10 Nov  •  Written by Stim

3 ways to reinvent packaging as we know it

If you are living in a modern, industrial world, a package is something you see and touch every single day - when buying your grocery or preparing dinner. For something that we see and interact with almost constantly, packaging is often perceived as waste, after fulfilling its functions, either to contain, to protect, or to transport.

Among different packaging materials, the most controversial and problematic one is indeed plastics. Today, the world is producing 400 million tonnes of plastic waste per year. Approximately 36% of all plastics are used in packaging, including single-use plastic products for food and beverage containers, approximately 85% of which ends up in landfills or as unregulated waste worldwide.

This reality of waste will not be tolerated any longer by customers and regulators. According to a survey by DS Smith, a British packaging manufacturer, 81% of customers stated that the environmental sustainability of packaging matters to them, so much so that about 40% would pay more for it. In Europe, the EU Packaging Regulation proposal is aiming at stricter laws for packaging players in the European market.

As the trend grows, packaging manufacturers are facing sizable challenges to reinvent packaging as we know it.

Reduction

As of today, when it comes to reducing the negative environmental impacts, the two most common practices employed by companies are reduction and replacement.

Reduction can mean weight-reducing, using fewer materials for a unit of packaging; and the removal of unnecessary packaging. This practice has a lot of potential in reducing environmental impact, but only with radical reduction. For example, halving the weight of glass bottles and the amount of virgin raw materials used means halving their related CO2 emissions.

Yet currently, this practice is under-exploited, with companies aiming at single-digit percent optimisation. For example, Telemont champaign producer is working on a 4% weight reduction of their champaign bottle. Meanwhile, their objective is to reduce 80% of other total emissions. Clearly, the math doesn’t add up here: a reduction of under 10% of weight is no doubt not enough to meet ambitious Net Zero targets.

To exploit the full potential of reduction, companies can opt for radical performance, aiming at a 40 to 60% of reduction of materials. This radical reduction implies the reinvention of the product design and the manufacturing process.

With a client who is a European Food & Beverage packaging manufacturer, we have successfully achieved this level of radical reduction. Indeed, the newly designed food container will not have the exact same shape, as well as the way clients interact with it will also change. Yet, this breakaway from simple single-digit optimisation has revealed blind spots in their innovation strategy and investments. Because indeed, it is possible to create new desirable food containers while reducing from **40% to 60% of total emissions.

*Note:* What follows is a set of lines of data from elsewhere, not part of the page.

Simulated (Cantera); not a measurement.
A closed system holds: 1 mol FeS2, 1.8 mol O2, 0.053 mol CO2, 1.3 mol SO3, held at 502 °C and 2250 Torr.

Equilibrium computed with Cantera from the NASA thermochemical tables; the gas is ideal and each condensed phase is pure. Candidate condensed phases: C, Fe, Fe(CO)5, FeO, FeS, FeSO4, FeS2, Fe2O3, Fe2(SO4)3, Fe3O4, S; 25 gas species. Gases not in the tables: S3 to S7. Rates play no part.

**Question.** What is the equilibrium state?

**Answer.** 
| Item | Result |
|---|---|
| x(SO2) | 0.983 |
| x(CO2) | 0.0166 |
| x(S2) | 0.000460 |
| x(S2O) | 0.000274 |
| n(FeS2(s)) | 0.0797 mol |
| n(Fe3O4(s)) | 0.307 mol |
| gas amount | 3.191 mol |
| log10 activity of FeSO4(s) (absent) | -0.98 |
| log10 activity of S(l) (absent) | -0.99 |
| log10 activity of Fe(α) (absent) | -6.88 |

Radical reduction can be a powerful lever and help cut by 50% the packaging environmental impact. But it is not sufficient to reach the environmental objectives and should be completed with other high potential levers.

Replacement

Another often-mentioned lever is replacement. Replacement means substituting current materials with recyclable or biodegradable ones, for example, replacing plastic with recyclable cardboard.

Regarding recyclable materials, this practice is rather virtuous, since we don’t extract anything from anywhere anymore, but try to close the loop by collecting and reusing the same materials all over again. This closed loop which doesn’t include extraction and transformation of materials also means a huge saving of energy.

But again, this lever is rarely used on its radical version and its potential thus under-exploited. In a previous article on eco-design, we discussed the fact that substituting materials while keeping the same product design will result in an unsatisfying tradeoff: poor environmental gains, downgraded and more expensive solution with no added-value.

With a client who is a global Food & Beverage packaging leader, we explored new usages & values enabled by the new material, leveraging its specific strengths - instead of copying the existing packaging. We developed a new packaging standard to replace plastic packaging with a more recyclable alternative, while offering a completely new way of cooking food at home.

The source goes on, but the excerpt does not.